Outside in
Even though it’s inaccurate, I love this photo of C.
First the accurate part: it captures my son enjoying a brief moment of quiet in a playground, unaware that some children were staring at him.
Now the inaccurate part: the photo suggests exclusion and isolation. It implies that he might be the subject of teasing—or worse. It fits the narrative of autism we’ve come to accept as true. In this case, though, it simply isn’t.
The real story is that C never stops moving; he’s a ball of perpetual, joyful energy, and moments like these are rare. Those kids? They actually tried to play with him a few moments before I took the photo, but he just kept on doing his thing. They seemed curious about this boy who didn’t need them; if anything, they were the ones who may have felt excluded.
I took this photo to capture a peaceful moment, but when I looked at it later, what came through was something more melancholy. Why?

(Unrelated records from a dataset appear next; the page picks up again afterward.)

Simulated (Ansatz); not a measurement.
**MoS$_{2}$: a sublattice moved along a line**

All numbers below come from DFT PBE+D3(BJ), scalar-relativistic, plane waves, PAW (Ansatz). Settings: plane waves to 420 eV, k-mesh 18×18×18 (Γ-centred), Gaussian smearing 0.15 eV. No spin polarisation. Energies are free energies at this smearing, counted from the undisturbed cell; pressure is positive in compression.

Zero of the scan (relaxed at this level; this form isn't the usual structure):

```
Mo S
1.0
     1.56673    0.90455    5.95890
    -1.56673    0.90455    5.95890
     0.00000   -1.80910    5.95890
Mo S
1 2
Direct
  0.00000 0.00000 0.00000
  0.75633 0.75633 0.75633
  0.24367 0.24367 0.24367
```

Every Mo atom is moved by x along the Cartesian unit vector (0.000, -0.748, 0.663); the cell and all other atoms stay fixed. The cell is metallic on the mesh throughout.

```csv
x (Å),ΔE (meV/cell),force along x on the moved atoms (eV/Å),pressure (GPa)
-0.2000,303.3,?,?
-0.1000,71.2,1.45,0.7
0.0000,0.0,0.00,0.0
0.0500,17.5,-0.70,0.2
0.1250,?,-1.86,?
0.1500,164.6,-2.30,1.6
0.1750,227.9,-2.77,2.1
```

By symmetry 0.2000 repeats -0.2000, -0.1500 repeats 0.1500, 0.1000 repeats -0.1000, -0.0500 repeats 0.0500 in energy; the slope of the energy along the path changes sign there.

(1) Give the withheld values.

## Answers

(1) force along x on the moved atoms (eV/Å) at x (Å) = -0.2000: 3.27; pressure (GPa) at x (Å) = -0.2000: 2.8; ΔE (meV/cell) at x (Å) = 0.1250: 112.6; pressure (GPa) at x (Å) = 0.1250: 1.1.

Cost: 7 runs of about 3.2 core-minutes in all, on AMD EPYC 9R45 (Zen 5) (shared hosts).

Every photographer knows that context is everything. In any image, what’s excluded is as important as what’s included. Timing, angle, framing – each, in its own way, shapes our perception of a moment’s truth. No photograph tells the whole story, and most barely tell an accurate one.
When I look at C, I see challenges. Big ones. But mostly I see joy and enthusiasm for the world—his world. I see a boy who loves life with a purity and exuberance I myself have never experienced, not even as a child. I have a choice, then: I can choose to frame his story so that it makes me sad, or so that it makes me happy.
On my better days, I choose the latter.